More than any politician—or any other pop star—Taylor Swift has struck fear in the hearts of the enemies of LGBTQ equality.
Democratic candidates running for president have strongly denounced the White House’s opposition to the Equality Act, for example, the broad anti-discrimination bill that would protect LGBTQ people federally.
It was passed by the House earlier this year but Senate Majority Leader Mitch McConnell won’t allow a vote in the Senate. Beyond the White House’s initial opposition statement to the bill back in May, however, Democrats’ demands have been largely ignored.
But when Swift called out the Trump administration at the MTV Video Music Awards last Monday night, accepting the award for Video of the Year for her queer anthem, “You Need To Calm Down,” and asking the White House to respond to a petition she’d promoted supporting the Equality Act, the response came less than 24 hours later.
The White House’s gay deputy press secretary, Judd Deere, repeated the Trump administration line that it “supports equal treatment for all” but doesn’t support this bill because of “poison pills”—a bogus argument meant to cover up President Donald Trump’s bowing to religious extremists and their desire to discriminate based on their religious beliefs.
On Fox News, Kellyanne Conway tried to make light of Swift's clarion call by literally singing the lyrics to Swift’s song, while Fox And Friends—which has acted as an arm of the administration—brought on a guest who mocked Swift.
Even anti-LGBTQ evangelical leader and loyal Trump supporter Franklin Graham clearly felt he had to go into high dudgeon, accusing Swift of promoting,“the most crushing threat to religious liberty in our nation’s history.”

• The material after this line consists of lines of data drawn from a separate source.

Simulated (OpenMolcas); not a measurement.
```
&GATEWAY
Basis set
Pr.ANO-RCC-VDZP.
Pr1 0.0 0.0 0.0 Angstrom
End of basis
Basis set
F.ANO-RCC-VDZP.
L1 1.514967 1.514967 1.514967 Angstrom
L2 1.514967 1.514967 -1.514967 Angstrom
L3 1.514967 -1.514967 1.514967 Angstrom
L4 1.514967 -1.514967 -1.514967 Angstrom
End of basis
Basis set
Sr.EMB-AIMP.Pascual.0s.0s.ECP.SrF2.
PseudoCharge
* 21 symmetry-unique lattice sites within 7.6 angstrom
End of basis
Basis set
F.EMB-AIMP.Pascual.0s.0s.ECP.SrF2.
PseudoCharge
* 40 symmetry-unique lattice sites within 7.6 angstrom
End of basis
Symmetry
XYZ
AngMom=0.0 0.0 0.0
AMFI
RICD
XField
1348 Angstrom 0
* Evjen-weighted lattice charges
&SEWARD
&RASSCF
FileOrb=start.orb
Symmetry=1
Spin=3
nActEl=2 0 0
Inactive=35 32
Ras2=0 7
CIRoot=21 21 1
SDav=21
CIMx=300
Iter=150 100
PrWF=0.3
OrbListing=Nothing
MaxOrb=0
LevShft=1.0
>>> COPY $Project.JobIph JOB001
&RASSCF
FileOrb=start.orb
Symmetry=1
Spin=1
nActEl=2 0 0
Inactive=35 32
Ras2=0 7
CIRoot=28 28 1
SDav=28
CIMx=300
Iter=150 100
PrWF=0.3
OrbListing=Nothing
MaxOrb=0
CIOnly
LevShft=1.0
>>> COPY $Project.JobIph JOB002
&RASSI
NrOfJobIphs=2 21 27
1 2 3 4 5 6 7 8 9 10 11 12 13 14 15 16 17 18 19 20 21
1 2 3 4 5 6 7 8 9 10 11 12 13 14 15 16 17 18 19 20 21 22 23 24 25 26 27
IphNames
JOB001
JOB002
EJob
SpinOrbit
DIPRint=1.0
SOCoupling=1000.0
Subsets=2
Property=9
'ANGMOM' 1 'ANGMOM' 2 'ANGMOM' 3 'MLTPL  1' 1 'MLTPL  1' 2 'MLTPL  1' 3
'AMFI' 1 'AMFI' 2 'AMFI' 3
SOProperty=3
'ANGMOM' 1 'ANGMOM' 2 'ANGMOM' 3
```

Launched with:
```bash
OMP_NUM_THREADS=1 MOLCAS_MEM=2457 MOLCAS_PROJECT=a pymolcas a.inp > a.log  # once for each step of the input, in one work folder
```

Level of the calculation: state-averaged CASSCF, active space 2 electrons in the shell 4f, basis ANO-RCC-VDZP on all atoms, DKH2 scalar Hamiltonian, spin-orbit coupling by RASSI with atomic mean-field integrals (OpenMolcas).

The immediate reactions were for good reason. The 29-year-old pop phenomenon who has sold more than 50 million albums has a massive fan base among a young demographic nationally—people who follow her lead. When Swift broke her silence on partisan politics and endorsed Democrats in 2018 in a post to her more than 112 million Instagram followers, a surge in voter registrations followed, enough to scare any seasoned GOP strategist.
Madonna, Lady Gaga and other recording artists and Hollywood figures have of course championed LGBTQ civil rights too—long before Swift—and have certainly influenced millions of Americans on the issue.
But unlike most of them, Swift didn’t rise up from an urban or counterculture music scene, which can be too easily marginalized by GOP politicians and voters. Rather she emerged out of red state America, within a comparatively traditional conservative music world.
Born in Pennsylvania, Swift moved to Nashville with her family as a teen. By the time Swift was 20 years old she became a country music sensation. Soon enough she had crossover hits that brought international stardom, widened her audience astronomically and helped her gain enormous influence.
When Swift spoke out against Republican candidates in 2018, Trump’s response revealed Swift’s superpowers. Just about every well-known woman who crosses Trump, after all, is vilified by him in misogynistic tirades.
But Trump’s only response to Swift was that he would “like Taylor’s music about 25% less now.”
For Trump, that was about as respectful—and careful—as you get. Sen. Corey Booker, Senator Elizabeth Warren and other Democratic presidential candidates signed Swift’s petition to the White House on the Equality Act earlier this summer, acknowledging her power and might, following her lead rather than the other way around.
Some inside and outside the LGBTQ community have questioned the sincerity of Swift's advocacy, raising concerns that she’s profiting from it or, in the case of the “Calm Down” video, which is filled with queer icons and rainbow flags, engaging in appropriation. That has often been claimed about Madonna, Gaga and others too.
Whatever the case, Swift is also giving major heartburn to the enemies of equality. It’s true that embracing celebrities as leaders on causes can be a double-edged sword—we have only to look to Jussie Smollett on that, after all—and activists should be wary and know when to create distance. But when someone is giving you an enormous platform, you don’t turn it down.
And in this case that platform extends right into the GOP and the voters Trump covets. When the White House must continually repeat that it supports “equal treatment for all” but that the Equality Act has “poison pills” that “undermine parental and conscience rights,” it draws the ridiculousness of the argument—and its political calculus—out into the open.
The Trump campaign’s goal is to appease suburban straight voters who are repelled by blatant bigotry—and that includes many that are part of the huge Swift fan base—while not deviating from evangelical leaders demands. As Swift herself said in an open letter back in June, however, you can’t claim to support equality while supporting discrimination.
She articulates that point repeatedly and loudly—enough to make them jumpy in the White House and on the religious right. That’s why, for them, perhaps more than anyone else on the issue, Swift represents a clear and present danger.